A recent decision of Singapore's Court of Appeal, Swift-Fortune Ltd v Magnifica Marine SA  SGCA 42, has confirmed that it has no jurisdiction to freeze local assets in support of foreign arbitration proceedings, except in limited circumstances. The decision settles, for the time being at least, the legal position in Singapore following two conflicting decisions given by Singapore's High Court last year. The conflicting cases were of interest as they involved a similar set of facts. In both, the defendant had assets in Singapore, but no place of business there. In both, the parties had agreed to refer the contractual dispute to arbitration outside Singapore and in accordance with English law.

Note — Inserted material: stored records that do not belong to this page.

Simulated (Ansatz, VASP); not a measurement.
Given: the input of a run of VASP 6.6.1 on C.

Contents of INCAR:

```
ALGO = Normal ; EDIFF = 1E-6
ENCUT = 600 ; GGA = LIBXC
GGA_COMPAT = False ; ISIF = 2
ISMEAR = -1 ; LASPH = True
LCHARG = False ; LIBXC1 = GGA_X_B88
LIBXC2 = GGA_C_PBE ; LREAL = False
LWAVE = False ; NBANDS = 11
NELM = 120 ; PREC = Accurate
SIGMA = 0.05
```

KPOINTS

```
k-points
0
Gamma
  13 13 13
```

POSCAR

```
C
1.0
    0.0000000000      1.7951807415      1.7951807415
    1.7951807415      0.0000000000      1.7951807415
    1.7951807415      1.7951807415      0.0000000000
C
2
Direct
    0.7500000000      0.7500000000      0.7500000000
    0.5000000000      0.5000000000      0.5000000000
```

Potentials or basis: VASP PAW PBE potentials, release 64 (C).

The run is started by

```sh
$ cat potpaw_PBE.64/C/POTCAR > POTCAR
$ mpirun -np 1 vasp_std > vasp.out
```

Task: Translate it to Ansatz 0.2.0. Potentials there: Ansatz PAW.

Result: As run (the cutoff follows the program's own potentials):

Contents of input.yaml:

The first instance decision was reported in our August e-bulletin. Readers will recall that the main issue was whether the powers given to the Singapore courts to support international arbitrations under the International Arbitration Act were limited to international arbitrations conducted with their seat in Singapore, or whether these powers extended to international arbitrations conducted outside Singapore. The court recognised that Singapore legislation only had territorial effect and that consequently, in the absence of specific provisions, an arbitration governed by foreign law with its seat outside Singapore is not subject to the laws of Singapore. The court also held that the only circumstances in which it would be able to make orders in support of a foreign international arbitration would be as to whether the plaintiff could legitimately commence an action in Singapore because the defendant or the subject matter of the dispute was subject to the jurisdiction of the Singapore courts. A subsequent ruling in Front Carriers Ltd v Atlantic & Orient Shipping Corp  SGHC 127, muddied the waters by ruling that the court did have powers to freeze local assets in aid of foreign arbitration proceedings.
The Court of Appeal has recently clarified the position by upholding the decision in Swift-Fortune Ltd v Magnifica Marine SA. As such, it is now likely that if the seat of arbitration is overseas, Singapore courts will not grant a Mareva injunction over local assets, unless the plaintiff has a pre-existing right that would enable it to bring a claim against the defendant in Singapore.